Most of the organizations are trying make their presence felt in this virtual world, by putting up forums and blogs, so as to interact with their users / customers. However, the perils of putting up forums/blogs has its own flip side – Spammers and their Spam-Bots.
It is the admin who has to suffer the most – DB / Forum maintenance and above all – the task of identifying these thousands of SPAM registrations/posts and clean them.
In order to combat spammers, CAPTCHA was introduced, however, spammers have found a way of circumventing this deterrent, which essentially makes it difficult to differentiate between a Human and Bot.
Initially, CAPTCHA was a simple image , which the end-user was supposed to read it and provide the correct interpretation of the Image, ie. the words / numbers. Spammers, started using OCR to crack these images and automate the entire process, which effectively nullified the effect of CAPTCHA.
Over a period of time, the images being served started becoming more complex in nature essentially trying to make it difficult for OCR to decipher the exact output. However, it was the human-user who had to eventually suffer, due to the fact that , many of these new-age complex CAPTCHAs are un-readable.
For past few weeks, we were combating an attack by SPAM-Bots on one of our web-based services. We tried numerous CAPTCHA modules provided, which were being used by various other entities too. However, whatever might be the CAPTCHA used, it was being broken. The time taken ranged from 1 min to 4 mins per successful attempt.
It was to be noted that, all the CAPTCHAs which we had implemented were static images and looking at the time taken to solve it vis’a'vis our own attempts to solve the CAPTCHA manually has led me to believe that a lot of things must be happening behind the scenes as far as these SPAM Bots are concerned.
Since, all the CAPTCHAs were using static images, we decided to switch over to an interactive CAPTCHA. We were looking at a CAPTCHA which would force the user to think, usage of rational effort from the end-user was something I was looking into the various CAPTCHA solutions.
Some of the CAPTCHAs, provided “Flash” based solutions, with various effects like blurring of images (containing words / numbers) at a particular time-rate. Interesting concept of introducing time-based CAPTCHA.

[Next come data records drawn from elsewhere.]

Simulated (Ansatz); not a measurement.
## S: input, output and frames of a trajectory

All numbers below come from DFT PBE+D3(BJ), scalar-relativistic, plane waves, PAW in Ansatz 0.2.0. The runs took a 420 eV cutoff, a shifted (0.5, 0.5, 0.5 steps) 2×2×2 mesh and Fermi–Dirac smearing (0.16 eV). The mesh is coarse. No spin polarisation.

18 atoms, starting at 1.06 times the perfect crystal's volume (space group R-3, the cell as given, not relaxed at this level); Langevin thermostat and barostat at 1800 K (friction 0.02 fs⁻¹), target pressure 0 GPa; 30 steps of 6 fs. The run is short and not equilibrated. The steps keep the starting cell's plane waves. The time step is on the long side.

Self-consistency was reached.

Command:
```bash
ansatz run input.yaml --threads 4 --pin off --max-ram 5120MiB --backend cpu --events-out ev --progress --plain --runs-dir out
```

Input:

Time-Based CAPTCHA, theoretically, nullify the screen-shot action of the SPAM-BOT, however, the SPAM-BOT algorithm can be changed to match the timing and take multiple screenshots and send it across for solving. The solvers in this case can be human solvers or just automated scripts with OCR. Hence, these type of CAPTCHA services were kept in the back-burner.
Other CAPTCHA service was related to matching words with their associated images and the correct images is to be selected and is to be dragged and dropped into the drop-zone. However, a few of the services which we analyzed, contained a major flaw – the Correct Image was the only one to contain a hyper-link, and logically it would be the easiest to crack.
Even then, we went ahead with its implementation and our understanding of this type of CAPTCHA was 100% correct. The time taken by the SPAM-Bot to break this CAPTCHA was 30 secs. If the issue related to hyper-link is solved then we would love to test this CAPTCHA.
Another CAPTCHA, which was tested, was based on a jig-saw puzzle. The end-user had to match the missing pieces and places the missing pieces in their correct position. This CAPTCHA required cognitive ability of the human brain as well as interaction of the user. At first instance itself it was amply clear that, even though the task of arranging the images was SIMPLE from a human perspective, the computing challenge it provided was immense.
Let me explain this in brief, when it comes to arranging images, a computer program has to understand the edges and pixel colors , secondly, a match (edges and pixels) needs to be done from the available pieces vis’a'vis the empty spaces and a solution needs to be arrived at.
From a Spammers perspective, their intention is to SPAM, using the least amount of resources and processing power. From a business perspective of these spammers, there are lot many web-sites which use simpler CAPTCHAs, so they wouldn’t mind switching over to a new target. Its not that, these CAPTCHAs cannot be cracked, but they do pose a computational problem.
So, what was the end-result of this exercise – 0% SPAM and till the time this CAPTCHA doesn’t get cracked, the method provided by jig-saw CAPTCHAs, is in here for a long time to come.